29 September 2020

The market - a solution to what? Part 2

In part 1, I explored the nature of 'the market'. The word is ubiquitous but often quite vague.

So far, I have clarified 'the market' is a process for allocating resources for humans. The economy is very complex, so some simplifying ideas are essential: 'the market' simplifies ideas about the world into 'things', 'ownership' and 'utility (use value)'. 

When an old meme is perfect. Source
Knowing that, I want to explore the idea of a 'market-based solution'. To the problem of ensuring enough apples and turnips to meet the food needs of people, it seems reasonable. But for the problem of ensuring clean air for people to breathe, I can't see that as a matter of 'things', 'ownership' and 'utility'. 

So how does the market provide a solution? To answer this, I need to delve into how 'the market' process functions and how it measures success and failure.

Now, a warning: this exploration involves some nerdy, abstract, and perplexingly vague economic words. My focus, however, is not economics jargon, but the ideas about the world that economics relies on to explain the way 'the market' works. 

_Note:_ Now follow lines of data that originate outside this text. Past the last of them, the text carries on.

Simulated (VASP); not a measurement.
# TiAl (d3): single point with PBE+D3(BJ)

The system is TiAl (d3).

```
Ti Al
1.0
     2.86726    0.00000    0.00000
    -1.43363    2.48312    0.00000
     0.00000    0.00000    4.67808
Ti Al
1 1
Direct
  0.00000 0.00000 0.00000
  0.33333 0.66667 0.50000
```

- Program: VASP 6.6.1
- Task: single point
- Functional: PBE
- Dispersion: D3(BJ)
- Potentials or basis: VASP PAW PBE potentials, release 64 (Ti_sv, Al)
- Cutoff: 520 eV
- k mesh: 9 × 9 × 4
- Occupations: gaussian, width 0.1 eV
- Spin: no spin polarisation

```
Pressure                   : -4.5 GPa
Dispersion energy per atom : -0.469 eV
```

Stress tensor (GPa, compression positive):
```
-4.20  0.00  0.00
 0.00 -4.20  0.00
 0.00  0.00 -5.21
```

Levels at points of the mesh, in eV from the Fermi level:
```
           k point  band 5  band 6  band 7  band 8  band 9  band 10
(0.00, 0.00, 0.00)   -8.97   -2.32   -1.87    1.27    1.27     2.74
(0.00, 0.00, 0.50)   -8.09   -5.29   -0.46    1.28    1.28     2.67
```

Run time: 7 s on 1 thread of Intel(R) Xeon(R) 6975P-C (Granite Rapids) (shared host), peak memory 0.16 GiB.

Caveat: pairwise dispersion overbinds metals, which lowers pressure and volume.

Economics¹ can make you feel confused and lost, but my suspicion has always been that it is deliberately opaque. So, stay with me!

In fact, as you're about to read, it is downright strange and scary.

What is a market-based solution?

What 'kind of thing' is a market-based solution and what sorts of problems can it solve? 

I could not find a definition in dictionaries or accessible articles on the topic². In fact, despite a sub-heading Definition of the market solutionsthis article doesn't actually define them. It uses a common replacement instead: examples. Not that helpful.

So, I looked for the parts.

The Cambridge Business English Dictionary provided the adjective market-based: 

 ♦️ encouraging or leading to an economic system based on supply and demand.

Okay, it's not technical jargon; market-based can be understood literally: 'using the market'.  

And then a definition for solution: 

 ♦️ an action or process of solving a problem, an answer to a problem. 

Now, a Wordly Explorations definition is required. Integrating the ideas from part 1, a market-based solution:

 ♦️ is-a process of solving a problem through setting a price for ownership rights of the tradable things that make up 'the problem'.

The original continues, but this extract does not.